An advertisement that appeared in American Art Illustrated in 1887. Prior to 1878 the company was known as the New England Glass Company. The "Works" name was adopted in that year and was used until the company moved from East Cambridge, MA to Toledo, OH in 1888 when it was re-named The W. L. Libbey & Son Company. In 1892 this name was changed to the Libbey Glass Company.

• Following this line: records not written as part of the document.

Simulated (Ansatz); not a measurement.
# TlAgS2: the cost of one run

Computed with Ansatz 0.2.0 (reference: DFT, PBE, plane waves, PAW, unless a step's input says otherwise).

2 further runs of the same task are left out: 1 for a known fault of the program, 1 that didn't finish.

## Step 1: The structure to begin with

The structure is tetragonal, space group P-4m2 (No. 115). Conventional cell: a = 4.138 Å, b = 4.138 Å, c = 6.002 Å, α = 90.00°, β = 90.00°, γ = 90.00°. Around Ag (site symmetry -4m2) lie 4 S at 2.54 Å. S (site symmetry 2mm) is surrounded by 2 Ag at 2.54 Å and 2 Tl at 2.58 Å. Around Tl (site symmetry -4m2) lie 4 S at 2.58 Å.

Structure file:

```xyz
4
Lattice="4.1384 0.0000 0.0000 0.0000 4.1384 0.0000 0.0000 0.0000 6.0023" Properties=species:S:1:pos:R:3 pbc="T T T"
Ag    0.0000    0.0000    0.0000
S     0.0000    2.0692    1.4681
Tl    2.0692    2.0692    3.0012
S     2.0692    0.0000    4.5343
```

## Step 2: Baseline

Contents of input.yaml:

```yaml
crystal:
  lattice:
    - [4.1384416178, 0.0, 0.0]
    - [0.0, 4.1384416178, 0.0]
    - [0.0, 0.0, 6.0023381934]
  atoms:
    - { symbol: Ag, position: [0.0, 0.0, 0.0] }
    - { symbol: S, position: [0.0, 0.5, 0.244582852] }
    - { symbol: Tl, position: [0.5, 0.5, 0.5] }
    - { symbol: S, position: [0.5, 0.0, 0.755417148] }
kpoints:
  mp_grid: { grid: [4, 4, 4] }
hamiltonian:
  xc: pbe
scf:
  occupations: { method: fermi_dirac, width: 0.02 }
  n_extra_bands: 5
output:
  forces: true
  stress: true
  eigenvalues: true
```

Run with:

K. M. Wilson has summarized the history of the Libbey Glass Company as follows (from an article, New discoveries in American glass, 1760-1930, published in The Magazine Antiques, Dec 1993, p. 817):
The firm was founded as the New England Glass Company in 1818 in East Cambridge, Massachusetts. After it went out of business at the end of 1877, the factory was leased to William Libbey in January 1878 and became known as the New England Glass Works, Wm. L. Libbey, Prop. When William Libbey's son, Edward, became a partner in 1880, the name was changed to New England Glass Works, Wm. L. Libbey & Son, Props. as it remained until 1892, despite the fact that William Libbey died in August 1883. In 1888 the East Cambridge factory closed and a new plant was built in Toledo and incorporated in Ohio as [The] W. [L.] Libbey and Son Company. In 1892 the name was changed to Libbey Glass Company, and in 1919 the company was reorganized as the Libbey Glass Manufacturing Company. In 1935 it was bought by the Owens-Illinois Glass Company, which became Owens-Illinois, Incorporated in 1987. Today the company is owned by Kohlberg Kravis Roberts. The Libbey Glass Company division, which makes tablewares, operates at its original site in Toledo.
One of the founders of the New England Glass Company was the glass technologist Deming Jarves (1790-1869) who also established three other glass factories in Massachusetts. The Mt. Washington Glass Company was founded by him in South Boston, in 1837, for his son George D. Jarves. This firm became Jarves & Cormerais in 1850 and, during the 1850s, employed William Langdon Libbey (1826-1883) who, in turn, became sole owner of the factory in 1866. Libbey moved his business to New Bedford, MA in 1870, changed the company's name back to the Mt. Washington Glass Works, and sold it the following year. A re-organization in 1896 changed the company's name to the Mt. Washington Glass Company. Two years previously it had been acquired by the Pairpoint Manufacturing Company, a metal manufacturing business.
Deming Jarves severed his connection with "The New England" in 1825 and founded his third factory, the Boston and Sandwich Glass Company, at Sandwich, MA on Cape Cod. He continued his association with this glasshouse until 1858 when he left it to establish his last factory, the Cape Cod Glass Company, also in Sandwich, for his son, John, who died in 1863. Deming Jarves died six years later (Newman 1977) (note 1).
After he sold his Mt. Washington Glass Works in New Bedford, MA, in 1871, William Libbey became the agent (general manager) of the New England Glass Company in East Cambridge, MA. As indicated in Wilson's summary, above, he continued his association with this company after it became insolvent in 1877. Upon his death in 1883 management was transferred to his son, Edward Drummond Libbey (1854-1925) who engineered the removal of the factory to Toledo, OH in 1888 where he championed the brilliant style of glass cutting that had become popular by the early 1880s and reached its heyday during the first years of the new century.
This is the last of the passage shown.